PARIS, France — French Foreign Minister Jean-Noel Barrot on Tuesday urged Israel to allow foreign press into the besieged Palestinian territory of Gaza, as warnings of famine mount after 21 months of war.
“I ask that the free and independent press be allowed to access Gaza to show what is happening there and to bear witness,” he told France Inter radio in an interview from eastern Ukraine.
He spoke after the AFP news agency warned that the lives of Palestinian freelance journalists it was working with in Gaza were in danger due to starvation and urged Israel to allow them and their families to leave the coastal territory.
Asked if France would help evacuate these stringers, Barrot said France was “addressing the issue.”
“We hope to be able to evacuate some collaborators of journalists in the coming weeks,” he said.

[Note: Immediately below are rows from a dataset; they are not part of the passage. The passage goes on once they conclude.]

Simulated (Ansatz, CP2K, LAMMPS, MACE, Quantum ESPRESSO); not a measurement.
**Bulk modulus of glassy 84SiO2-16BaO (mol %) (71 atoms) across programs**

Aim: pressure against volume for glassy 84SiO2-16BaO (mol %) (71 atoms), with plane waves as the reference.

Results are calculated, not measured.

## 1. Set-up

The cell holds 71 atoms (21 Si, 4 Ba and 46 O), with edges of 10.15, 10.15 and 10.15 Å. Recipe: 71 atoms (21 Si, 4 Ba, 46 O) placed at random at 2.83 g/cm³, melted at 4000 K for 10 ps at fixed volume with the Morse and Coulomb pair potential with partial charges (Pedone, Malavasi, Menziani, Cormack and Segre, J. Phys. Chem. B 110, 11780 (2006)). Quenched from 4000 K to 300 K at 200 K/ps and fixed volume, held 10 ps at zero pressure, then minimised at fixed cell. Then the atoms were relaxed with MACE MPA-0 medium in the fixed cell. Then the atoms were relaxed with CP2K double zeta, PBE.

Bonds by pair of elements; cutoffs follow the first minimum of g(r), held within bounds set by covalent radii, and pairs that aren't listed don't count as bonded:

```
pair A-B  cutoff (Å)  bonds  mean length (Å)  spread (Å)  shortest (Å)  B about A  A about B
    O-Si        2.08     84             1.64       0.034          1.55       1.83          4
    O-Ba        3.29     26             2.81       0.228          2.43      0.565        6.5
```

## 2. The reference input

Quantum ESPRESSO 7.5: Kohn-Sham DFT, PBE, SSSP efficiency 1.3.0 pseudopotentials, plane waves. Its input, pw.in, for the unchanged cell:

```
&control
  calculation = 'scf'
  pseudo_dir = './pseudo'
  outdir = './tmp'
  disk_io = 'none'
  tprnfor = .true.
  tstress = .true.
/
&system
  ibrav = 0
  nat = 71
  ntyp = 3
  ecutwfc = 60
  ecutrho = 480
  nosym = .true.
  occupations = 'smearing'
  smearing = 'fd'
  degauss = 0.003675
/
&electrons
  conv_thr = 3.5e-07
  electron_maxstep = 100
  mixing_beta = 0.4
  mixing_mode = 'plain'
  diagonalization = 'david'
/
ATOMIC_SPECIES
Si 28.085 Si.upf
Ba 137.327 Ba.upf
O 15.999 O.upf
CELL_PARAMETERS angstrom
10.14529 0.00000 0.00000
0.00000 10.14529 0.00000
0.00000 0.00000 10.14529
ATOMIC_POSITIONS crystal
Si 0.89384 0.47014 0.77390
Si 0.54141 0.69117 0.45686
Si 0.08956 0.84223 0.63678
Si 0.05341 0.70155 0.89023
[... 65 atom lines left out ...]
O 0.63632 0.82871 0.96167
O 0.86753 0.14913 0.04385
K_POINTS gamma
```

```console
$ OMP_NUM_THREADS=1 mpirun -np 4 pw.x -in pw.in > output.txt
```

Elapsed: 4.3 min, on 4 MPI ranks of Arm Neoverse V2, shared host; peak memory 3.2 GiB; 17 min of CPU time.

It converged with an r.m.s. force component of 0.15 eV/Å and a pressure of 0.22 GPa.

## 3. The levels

Several organizations, including the United Nations, have issued numerous similar statements throughout the war, urging Israel to grant access to foreign press. The government has rebuffed the requests, saying the situation in Gaza is too dangerous to allow access without military escort.
Last year, the High Court ruled that Israel could continue barring foreign journalists from the Strip, citing ongoing security concerns after months in which only Gazans or correspondents accompanied by the army could report from the enclave.
In their ruling, High Court justices Ruth Ronen, Khaled Kabub, and Daphne Barak-Erez accepted the Defense Ministry’s stance that the escorted tours provided an appropriate measure of press freedom given “extreme security concerns at this time and concrete security threats that go with approving entry permits for independent journalists.”
On Monday, a group of journalists at AFP called the Société des Journalistes (Society of Journalists) sounded the alarm, urging “immediate intervention” to help reporters working with the agency in Gaza.
The SDJ cited the example of one such freelancer, a 30-year-old living with his family in Gaza City, who reported on Sunday that his older brother “fell because of hunger.”
“We have lost journalists in conflicts, we have had injuries and prisoners in our ranks, but none of us can remember seeing a colleague die of starvation,” it said.
AFP responded in a statement posted on X and Instagram.
“Since October 7, Israel has prohibited access to the Gaza Strip for all international journalists,” the statement said, referencing the date in 2023 when Hamas-led terrorists rampaged through southern Israel, murdering some 1,200 people, mostly civilians, and taking 251 hostages to Gaza, sparking the ongoing war.
“In this context, the work of our Palestinian freelancers is crucial to inform the world,” it said.
“But their lives are in danger, which is why we urge the Israeli authorities to allow their immediate evacuation along with their families.”
Israel has presented evidence that several Palestinian journalists working in Gaza were active members of terror groups like Hamas.
AFP evacuated its eight staff members and their families from Gaza between January and April 2024.
Barrot urged an “immediate ceasefire” after Israel on Monday expanded military operations to the central Gaza city of Deir al-Balah.
“There is no longer any justification for the Israeli army’s military operations in Gaza,” he said.
“This is an offensive that will exacerbate an already catastrophic situation and cause new forced displacements of populations, which we condemn in the strongest terms.”
The IDF launched the latest offensive as talks on a ceasefire-hostage release deal failed to yield a breakthrough. The area is one of the few places in the Strip where the IDF has, until now, not operated with ground forces because it believed Hamas to be holding hostages there, though it has conducted airstrikes in the city. Hamas has vowed to execute captives if the IDF approaches.
The Hostages and Missing Families Forum also criticized the offensive earlier this week, saying it was “shocked and alarmed” at the decision and demanded the government explain the rationale behind it.
The IDF has long said it doesn’t operate in areas in which it knows that hostages are located, though former captives have testified to coming under Israeli fire that nearly cost them their lives. Six hostages were executed last year in Rafah after troops unknowingly approached an area near where they were being held.